Subject: Operating System

Topic: MEMORY MANAGEMENT

Difficulty: Hard

Allocating a single contiguous section of memory to each process is the most primitive method of memory management, usually called partitioning. It has been used in some now-obsolete operating systems. Each single section is called a partition.

Fixed partitioning

The simplest partitioning method is dividing memory into several fixed-sized partitions in advance, called fixed partitioning. Each partition may contain exactly one process.

As Figure __ (a) shows, a 64M memory is divided into 8 equal-size partitions with 8 megabytes each.
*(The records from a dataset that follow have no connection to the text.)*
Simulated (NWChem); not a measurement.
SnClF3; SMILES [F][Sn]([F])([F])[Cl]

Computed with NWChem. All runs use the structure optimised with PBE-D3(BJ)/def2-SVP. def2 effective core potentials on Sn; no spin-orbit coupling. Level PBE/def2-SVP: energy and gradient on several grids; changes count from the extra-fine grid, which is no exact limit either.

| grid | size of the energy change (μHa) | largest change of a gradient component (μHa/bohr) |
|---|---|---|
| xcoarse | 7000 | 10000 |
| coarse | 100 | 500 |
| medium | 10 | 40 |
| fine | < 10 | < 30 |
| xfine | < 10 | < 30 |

Any process whose size is less than or equal to the partition size can be loaded into any partition available. And when no partition is available and a new process is to be loaded, a process already residing in main memory may be selected to be swapped out to free a partition.

So the placement algorithm for this method is very simple. However two disadvantages are present with it:

A program that is too big to be held in a partition needs some special design, called overlay, which brings heavy burden on programmers.

With overlay, a process consists of several portions with each being mapped to the same location of the partition, and at any time, only one portion may reside in the partition.

When another portion is referenced, the current portion will be switched out.

A program may be much smaller than a partition, thus space left in the partition will be wasted, which is referred to as internal fragmentation.

As an improvement shown in Figure __ (b), unequal-size partitions may be configured in main memory so that small programs will occupy small partitions and big programs are also likely to be able to fit into big partitions.

Although this may solve the above problems with fixed equal-size partitioning to some degree, the fundamental weakness still exists

• The number of partitions are the maximum of the number of processes that could reside in main memory at the same time.

• When most processes are small, the system should be able to accommodate more of them but fails to do so due to the limitation.

• More flexibility is needed.

Dynamic partitioning

To overcome difficulties with fixed partitioning, partitioning may be done dynamically, called dynamic partitioning.With it, the main memory portion for user applications is initially a single contiguous block.

When a new process is created, the exact amount of memory space is allocated to the process. Similarly when no enough space is available, a process may be swapped out temporarily to release space for a new process . The way how the dynamic partitioning works is illustrated in Figure ___.

As time goes on, there will appear many small holes in the main memory, which is referred to as external fragmentation.

Thus although much space is still available, it cannot be allocated to new processes. A method for overcoming external fragmentation is compaction.

From time to time, the operating system moves the processes so that they occupy contiguous sections and all of the small holes are brought together to make a big block of space.

The disadvantage of compaction is: The procedure is time-consuming and requires relocation capability.

Address translation

Figure __ shows the address translation procedure with dynamic partitioning, where the processor provides hardware support for address translation, protection, and relocation.

The base register holds the entry point of the program, and may be added to a relative address to generate an absolute address. The bounds register indicates the ending location of the program, which is used to compare with each physical address generated.

If the later is within bounds, then the execution may proceed; otherwise, an interrupt is generated, indicating illegal access to memory. The relocation can be easily supported with this mechanism with the new starting address and ending address assigned respectively to the base register and the bounds register.

Placement algorithm

Different strategies may be taken as to how space is allocated to processes:

First fit:

Allocate the first hole that is big enough. Searching may start either at the beginning of the set of holes or where the previous first-fit search ended.

Best fit:

Allocate the smallest hole that is big enough. The entire list of holes must be searched unless it is sorted by size. This strategy produces the smallest leftover hole.

Worst fit:

Allocate the largest hole. In contrast, this strategy aims to produce the largest leftover hole, which may be big enough to hold another process. Experiments have shown that both first fit and best fit are better than worst fit in terms of decreasing time and storage utilization.